From: mike99 (email@example.com)
Date: Mon Apr 29 2002 - 13:38:41 MDT
Evan Reese wrote:
Unfortunately, Egan seems unwilling - or unable? - to make a real break with
the known. ...
This isn't just a problem for Egan. Benford's _Sailing Bright Eternity_ is
the most disappointing book I have ever read. ...
Mike LaTorra: Egan does seems to be unusually cautious when it comes to the
question of greater-than-human intelligence and the Singularity. His only
statement on this (so far as I know) is what he has put into the mouths of
his fictional characters.
Not so with Benford, however, who wrote an essay on this point a few years
ago (published in Fantasy & Science Fiction, if I recall correctly). Benford
criticized science fiction novels that end with what he termed a
"transcendental blowout." He mentioned specific works, including Clarke's
Then, not long after writing those words (perhaps even coincident with
them), he got Clarke's permission to re-write and extend the storyline in
Clarke's THE CITY AND THE STARS. I had read the original many years ago and
absolutely loved it. I read Benford's version and was revolted.

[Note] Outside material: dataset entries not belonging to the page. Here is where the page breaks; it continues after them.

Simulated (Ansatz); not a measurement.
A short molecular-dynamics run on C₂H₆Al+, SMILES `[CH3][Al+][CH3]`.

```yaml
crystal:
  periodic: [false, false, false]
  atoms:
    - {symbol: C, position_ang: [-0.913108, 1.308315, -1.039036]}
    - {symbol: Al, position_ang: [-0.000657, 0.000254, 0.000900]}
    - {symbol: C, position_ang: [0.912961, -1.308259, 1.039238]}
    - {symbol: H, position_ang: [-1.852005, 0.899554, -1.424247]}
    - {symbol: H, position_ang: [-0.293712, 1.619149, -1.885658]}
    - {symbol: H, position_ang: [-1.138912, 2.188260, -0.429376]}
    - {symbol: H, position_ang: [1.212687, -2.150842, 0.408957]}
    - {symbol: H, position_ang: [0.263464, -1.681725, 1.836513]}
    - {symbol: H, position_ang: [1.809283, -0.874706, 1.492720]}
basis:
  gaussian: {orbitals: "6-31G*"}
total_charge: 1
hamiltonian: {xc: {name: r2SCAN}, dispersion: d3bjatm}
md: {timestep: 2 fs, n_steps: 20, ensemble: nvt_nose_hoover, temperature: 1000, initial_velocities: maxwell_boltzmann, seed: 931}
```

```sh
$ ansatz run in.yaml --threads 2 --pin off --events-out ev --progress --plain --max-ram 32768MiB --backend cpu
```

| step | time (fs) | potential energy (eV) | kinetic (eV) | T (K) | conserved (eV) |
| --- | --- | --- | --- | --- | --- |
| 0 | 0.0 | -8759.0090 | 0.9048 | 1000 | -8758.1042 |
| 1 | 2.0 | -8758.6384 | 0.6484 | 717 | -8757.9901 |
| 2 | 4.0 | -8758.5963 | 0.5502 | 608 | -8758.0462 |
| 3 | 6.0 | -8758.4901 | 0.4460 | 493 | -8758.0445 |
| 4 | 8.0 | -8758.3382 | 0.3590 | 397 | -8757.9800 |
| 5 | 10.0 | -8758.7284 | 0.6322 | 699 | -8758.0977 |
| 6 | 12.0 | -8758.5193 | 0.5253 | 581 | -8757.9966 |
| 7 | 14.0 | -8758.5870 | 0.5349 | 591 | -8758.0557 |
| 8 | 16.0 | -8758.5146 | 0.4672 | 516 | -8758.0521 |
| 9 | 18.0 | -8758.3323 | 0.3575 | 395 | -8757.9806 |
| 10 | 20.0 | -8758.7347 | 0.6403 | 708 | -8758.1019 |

*** WARNING! SPOILERS AHEAD! re: THE CITY AND THE STARS / both versions ***
In Clarke's THE CITY AND THE STARS original, the main character/hero Alvin
leaves earth's high-tech city, Diaspar, in which he had been born, and the
bucolic community, Lys, which he had discovered (the cities having broken
communication with one another ages earlier). He learns that the story he
had been told about mankind nearly being exterminated by aliens was a myth
designed to keep people from following the majority of humans into deep
space. Alvin finds a spaceship and flies off in pursuit of the majority of
humanity who had gone off toward some mysterious cosmic goal.
In his version, Benford turns back from Clarke's cosmic conclusion (which
hinted at some kind of transcension for the majority of mankind). Clarke's
nearly mystical conclusion was, one might say from Benford's perspective, a
"god too big." In place of that, Benford literally creates a small,
intelligent, four-legged creature who is, in my opinion, a "god too small."
And I mean "god" literally here because that is what this little fur ball
claims to be at the end of Benford's version. Very UNinspiring. Very
UNtranscendent. Ecology and its balancing were the purview of this little
godling. Although that ecology had been developed to include a kind of space
elevator and some interplanetary craft, it was still somehow too cozy, too
conservative, too small and too bland. No one had become transhuman,
post-human or superintelligent. Everyone had become stultified and boring.